Mary Linda said that her father wanted to come up with a refreshing drink that would provide a pickup during the energy lull that occurs around 2:30 in the afternoon for most people. "Daddy said he wanted to make people feel good, he wanted to give them a lift. So he used sugar and he used caffeine."
Slagle recalls one of Jones' earlier mixtures that had so much caffeine in it that when bottled the caffeine crystallized forming what looked like slivers of ice or glass. "Of course," Slagle added, "Bill Jones made some adjustments and he came up with a number of mixtures before he concocted the syrup that became today's Mountain Dew."

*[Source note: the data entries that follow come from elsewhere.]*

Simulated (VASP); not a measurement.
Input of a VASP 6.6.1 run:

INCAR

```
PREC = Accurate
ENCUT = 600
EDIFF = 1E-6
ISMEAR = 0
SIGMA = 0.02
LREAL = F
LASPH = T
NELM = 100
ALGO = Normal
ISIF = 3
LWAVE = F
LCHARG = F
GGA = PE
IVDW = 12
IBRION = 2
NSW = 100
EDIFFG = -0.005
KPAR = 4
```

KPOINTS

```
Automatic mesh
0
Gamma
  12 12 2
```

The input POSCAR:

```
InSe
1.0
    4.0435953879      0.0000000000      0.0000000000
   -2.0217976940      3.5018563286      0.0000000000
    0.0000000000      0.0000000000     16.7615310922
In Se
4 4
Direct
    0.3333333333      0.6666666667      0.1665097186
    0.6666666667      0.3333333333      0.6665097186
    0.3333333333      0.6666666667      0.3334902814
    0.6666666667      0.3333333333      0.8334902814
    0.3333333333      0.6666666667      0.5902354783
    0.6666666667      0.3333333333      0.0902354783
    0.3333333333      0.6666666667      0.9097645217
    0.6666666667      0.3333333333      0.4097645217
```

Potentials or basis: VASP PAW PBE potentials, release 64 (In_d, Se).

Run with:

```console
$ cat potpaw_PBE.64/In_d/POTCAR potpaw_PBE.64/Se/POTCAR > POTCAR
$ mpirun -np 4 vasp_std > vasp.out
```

Hull told the story this way. Jones, he said, was busy compounding other flavors to offer bottlers. "One of these," he added "was a drink similar to Sun Drop, a trade-marked beverage then owned by Charles F. Lazier Co. of St. Louis. Although this drink resembled the lemon-lime drinks somewhat, it contained enough orange juice to remove it from the lemon-lime classifications, and thereby allowed bottlers to produce it even though they had franchises that prohibited the bottling of another lemon-lime drink."
Still talking to Herman Minges, John Sauls wrote in his "Follow the Clues to Mountain Dew" story, that Jones started out with a lemon-lime base, the same base used by a number of successful soft drinks, but that he added goodly quantities of orange juice and sugar "among other things."
Jones himself stated during one interview that after he had developed what he considered to be a good formula that he spent approximately three years in fine-tuning that formula.
Wythe Hull recalled that Jones used a very low carbonation rate for his latest drink but upped the sugar content and that he took precautions to protect his invention. At the Tip building, the ingredients were numbered and coded so that the mixers knew how much of each to add, but, even they did not know the name of the ingredients they were using. After much testing, tasting and sampling, Hull wrote, Jones was ready to offer the drink to the public.
In a personal interview, Jones told Sauls that it was convenient to have Wythe Hull's old Pepsi plant located half a block down the street from the Tip Corp. which had no bottling facilities. When he wanted to try out a new flavor, Jones told Sauls, he would go down to Wythe Hull's plant, get the men to shut down the production line, and run off a few cases of his latest experimental drink.
Jones also told Sauls during the interview that Hull eventually got a little testy about having his production lines interrupted so often. Jones said in this interview that he developed the habit of watching out his window at Tip for Hull to leave his plant and drive away. He would then stroll down to the Marion Bottling Co. Inc. facilities, Jones said, run off some drinks and share his latest formula with plant employees.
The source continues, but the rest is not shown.